Another Book for Easter

NOTE: I’m woefully behind in my goal of posting once per hour over these three days of Easter celebration. I apologize to anyone who is disappointed, and I hope you enjoy what I do have for you. Life intrudes.

Resurrection, Tolstoy’s last novel, is the story of the nobleman, Nekludof and the prostitute, Katusha. Katusha is condemned to hard labor in Siberia for murder, but Nekludof, a member of her jury, recognizes her as the girl that he seduced and ruined as a youth. He feels responsible for her fate, and he works to redeem her, and then, eventually, recognizing his own sin and degradation, to redeem himself.

Quotations:

“Men are like rivers: the water is the same in each, and alike in all; but every river is narrow here, more rapid there, here slower, there broader, now clear, now cold, now dull, now warm. It is the same with men. Every man bears in himself the germs of every human quality; but sometimes one quality manifests itself, sometimes another, and the man often becomes unlike himself, while still remaining the same man.”

“To understand the whole of the Master’s will is not in my power. But to do His will that is written in my conscience is in my power.”

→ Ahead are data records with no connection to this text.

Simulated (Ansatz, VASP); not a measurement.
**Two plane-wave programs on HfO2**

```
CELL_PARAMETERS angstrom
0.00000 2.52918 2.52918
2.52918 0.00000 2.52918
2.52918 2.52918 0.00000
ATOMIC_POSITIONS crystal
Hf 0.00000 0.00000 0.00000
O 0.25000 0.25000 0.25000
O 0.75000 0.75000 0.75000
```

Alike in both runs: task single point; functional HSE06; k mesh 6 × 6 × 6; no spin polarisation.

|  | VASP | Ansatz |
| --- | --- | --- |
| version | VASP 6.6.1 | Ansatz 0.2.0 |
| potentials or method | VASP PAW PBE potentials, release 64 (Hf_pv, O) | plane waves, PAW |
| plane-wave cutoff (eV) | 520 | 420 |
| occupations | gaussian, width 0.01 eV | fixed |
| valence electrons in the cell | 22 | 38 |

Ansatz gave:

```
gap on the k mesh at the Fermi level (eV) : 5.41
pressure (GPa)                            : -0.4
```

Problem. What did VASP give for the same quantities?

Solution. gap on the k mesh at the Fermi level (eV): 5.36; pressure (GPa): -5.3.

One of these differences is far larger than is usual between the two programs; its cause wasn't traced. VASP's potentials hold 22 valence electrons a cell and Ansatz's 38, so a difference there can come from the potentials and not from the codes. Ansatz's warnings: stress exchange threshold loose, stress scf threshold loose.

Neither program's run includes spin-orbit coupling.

“The interest of her whole life lay in searching for opportunities to serve others just as the sportsman searches for game. And the sport had become the habit, the business, of her life, and she did it so naturally that those who knew her were no longer grateful, but simply expected it of her.”

The last quote describes Engineer Husband in some ways; not me, however much I might wish to a joyful and habitual servant.

One thought on “Another Book for Easter

  1. A post an hour? I wondered why my email notices were telling me you had ten new messages since the last update. I thought it was a mistake. Still, I may have to imitate this idea sometime.